# My 55 No tech.....



## I-Ruehl (Sep 5, 2009)

I have been using the kiss method...."Keep It Simple Stupid" I have no co2, about 80 wts on a 55, I use Flourish Excel, jungle root tabs. Nothing fancy, but here is my planted 55 discus tank.....

Lots of different Crypts, 
Jungle Vals
Indica Magenta
Amazon Swords
Melon Swords
Anarchris
Java Moss
Java Fern (Lace)
Java fern (needle)

I am forgetting the rest, but you get the idea...
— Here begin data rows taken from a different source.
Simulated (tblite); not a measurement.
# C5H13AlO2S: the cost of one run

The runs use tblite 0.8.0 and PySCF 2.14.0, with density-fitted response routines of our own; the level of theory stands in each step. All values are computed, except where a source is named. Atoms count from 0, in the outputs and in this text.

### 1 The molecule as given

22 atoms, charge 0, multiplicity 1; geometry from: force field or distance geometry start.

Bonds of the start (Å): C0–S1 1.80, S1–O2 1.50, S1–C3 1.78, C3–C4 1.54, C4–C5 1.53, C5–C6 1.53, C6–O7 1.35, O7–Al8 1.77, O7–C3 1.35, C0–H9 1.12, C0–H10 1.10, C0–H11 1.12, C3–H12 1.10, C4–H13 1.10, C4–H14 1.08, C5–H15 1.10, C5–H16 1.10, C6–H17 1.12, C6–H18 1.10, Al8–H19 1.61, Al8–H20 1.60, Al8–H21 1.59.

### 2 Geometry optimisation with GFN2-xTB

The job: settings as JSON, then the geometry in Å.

My camera SUCKS! SO the cave is too hard to see, and yeah, but I will get better pics soon...


----------



## Dielectric (Oct 7, 2008)

nice..


----------



## Seattle_Aquarist (Mar 7, 2008)

Hi I-Ruehl,

It is pretty obvious that "simple" is working well for you! Nice variety of textures too.


----------



## I-Ruehl (Sep 5, 2009)

Thanks, Yeah, I got alot going on in there, been thinking of going for only a few types pf plants, but cannot decide.


----------



## jindu (Jul 18, 2009)

Me very much likey.

Very nice! 1 question, if I may is, what lite setup is that?

Thanks, J


----------



## Tex Gal (Nov 1, 2007)

I really like your tank. It looks very natural. I like your rock placement. I don't think the DW is doing much for you. I think you either should add more or remove you one piece.


----------



## I-Ruehl (Sep 5, 2009)

Yeah, I want to add more wood, but monie is tight, My camera is messed up and makes my pics look all yellow, hopefully I can get better pics up.


----------



## nokturnalkid (Feb 27, 2007)

Looks good. I like these no tech tanks.


----------



## I-Ruehl (Sep 5, 2009)

Thanks, this is it as of tonight...










This was it a month ago...


----------



## Seattle_Aquarist (Mar 7, 2008)

Hi I-Ruehl,

I like the changes that you made, the aquarium looks much more open and spacious. I think that you did a good job with the rock hardscape.


----------



## S-KGray (Nov 29, 2008)

Very nice!


----------



## Felf808 (Mar 21, 2006)

Your discus must be happy with the extra space hehe good job!


----------



## db8 (Jun 1, 2009)

i saw I-ruehl is on forumshawaii, too! hehe


----------



## I-Ruehl (Sep 5, 2009)

db8 said:


> i saw I-ruehl is on forumshawaii, too! hehe


Yeah thats me


----------



## I-Ruehl (Sep 5, 2009)

Update.....


----------